Statistical Learning books

An Introduction to Statistical Learning
with Applications in R

by Gareth James, Daniela Witten, Trevor Hastie, and Robert Tibshirani. Springer, 2013 (8th Corrected printing, 2017), 426 pages

Reviewed by T. Nelson

Statistical learning is not just for artificial intelligence. It's a way of analyzing data that recognizes the limitations of classical techniques that everybody has been using for two hundred years.
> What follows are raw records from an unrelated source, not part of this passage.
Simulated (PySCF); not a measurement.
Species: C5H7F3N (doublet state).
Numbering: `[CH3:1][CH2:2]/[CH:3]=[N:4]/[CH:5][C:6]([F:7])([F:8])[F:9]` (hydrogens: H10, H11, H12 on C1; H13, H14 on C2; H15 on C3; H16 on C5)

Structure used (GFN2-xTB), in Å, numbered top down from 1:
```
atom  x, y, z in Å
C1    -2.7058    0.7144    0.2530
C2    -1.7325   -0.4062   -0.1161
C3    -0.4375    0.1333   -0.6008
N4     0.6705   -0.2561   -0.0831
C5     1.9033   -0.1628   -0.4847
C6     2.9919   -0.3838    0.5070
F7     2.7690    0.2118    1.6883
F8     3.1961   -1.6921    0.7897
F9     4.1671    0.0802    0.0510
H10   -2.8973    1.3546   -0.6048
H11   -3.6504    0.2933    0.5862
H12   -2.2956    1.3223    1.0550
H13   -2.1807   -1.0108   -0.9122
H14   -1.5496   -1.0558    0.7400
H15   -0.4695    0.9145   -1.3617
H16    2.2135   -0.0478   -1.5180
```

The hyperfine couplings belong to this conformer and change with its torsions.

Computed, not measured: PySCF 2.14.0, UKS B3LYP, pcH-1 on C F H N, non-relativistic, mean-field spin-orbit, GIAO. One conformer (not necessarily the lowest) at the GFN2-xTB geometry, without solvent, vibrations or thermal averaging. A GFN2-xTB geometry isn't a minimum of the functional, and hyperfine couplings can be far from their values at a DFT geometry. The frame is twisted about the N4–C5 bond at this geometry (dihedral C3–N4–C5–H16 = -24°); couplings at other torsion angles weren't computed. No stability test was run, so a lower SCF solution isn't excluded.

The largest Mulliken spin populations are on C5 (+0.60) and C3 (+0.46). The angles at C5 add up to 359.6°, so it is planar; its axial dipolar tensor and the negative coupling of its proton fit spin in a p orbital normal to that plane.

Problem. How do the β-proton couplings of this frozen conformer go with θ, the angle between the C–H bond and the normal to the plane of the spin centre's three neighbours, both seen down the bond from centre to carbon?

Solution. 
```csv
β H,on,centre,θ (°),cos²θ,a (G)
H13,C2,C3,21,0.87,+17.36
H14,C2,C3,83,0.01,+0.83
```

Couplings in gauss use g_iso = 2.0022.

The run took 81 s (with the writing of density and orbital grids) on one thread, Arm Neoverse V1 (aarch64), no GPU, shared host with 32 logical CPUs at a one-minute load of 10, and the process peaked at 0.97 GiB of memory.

Those old techniques often give the wrong result when applied to real data (see here for an example). This book introduces some of the more interesting topics in modern statistical data analysis, with names like linear discriminant analysis, bootstrap, ridge regression and lasso, maximum likelihood, principal components analysis, and K-means clustering. Hastie and Tibshirani, along with Jerome Friedman, co-wrote The Elements of Statistical Learning, which gives a more in-depth treatment. (I don't recommend it, though, because it's too heavy on trendy topics like neural networks and unsupervised learning.)

Hey, stop dozing off, this is cool stuff! After all the hype about artificial intelligence dies down, we'll realize that statistics and pattern recognition have fused into one field. They're mostly the same already.

It used to be said in science that if you need statistics to see an effect, it's not real. These days, the opposite is often true: there is so much data that without statistics and data mining, you can't see anything. Datasets routinely exceed 30 or 40 GB. Even if you can download them without getting QoS'd, often they don't fit on your hard drive.

The authors say that no matrix algebra is needed, and that's true. But the selling point of this book is not the lightness of the presentation, but the clarity and skill with which the topics are taught. There's a lot of that; it's well written, nicely printed, and it walks the reader through the topics by giving examples in R, a powerful and free statistics package. I was disappointed, though, in the lack of references and the lack of coverage of issues like least absolute deviation and l₁ vs. l₂ methods.

The R exercises in the book actually work, if you type every line as shown. I recommend getting experience programming in R before starting this book, so you know what the commands are doing.

The authors say that curve-fitting is always a trade-off between flexibility (by which they mean adding more parameters, which causes over-fitting) and mean squared error. And that's good statistics. But the real world poses stringent constraints: in science, for example, every parameter of a model has to correspond with something real. Scientists agonize about whether going from a line to a quadratic can be justified scientifically.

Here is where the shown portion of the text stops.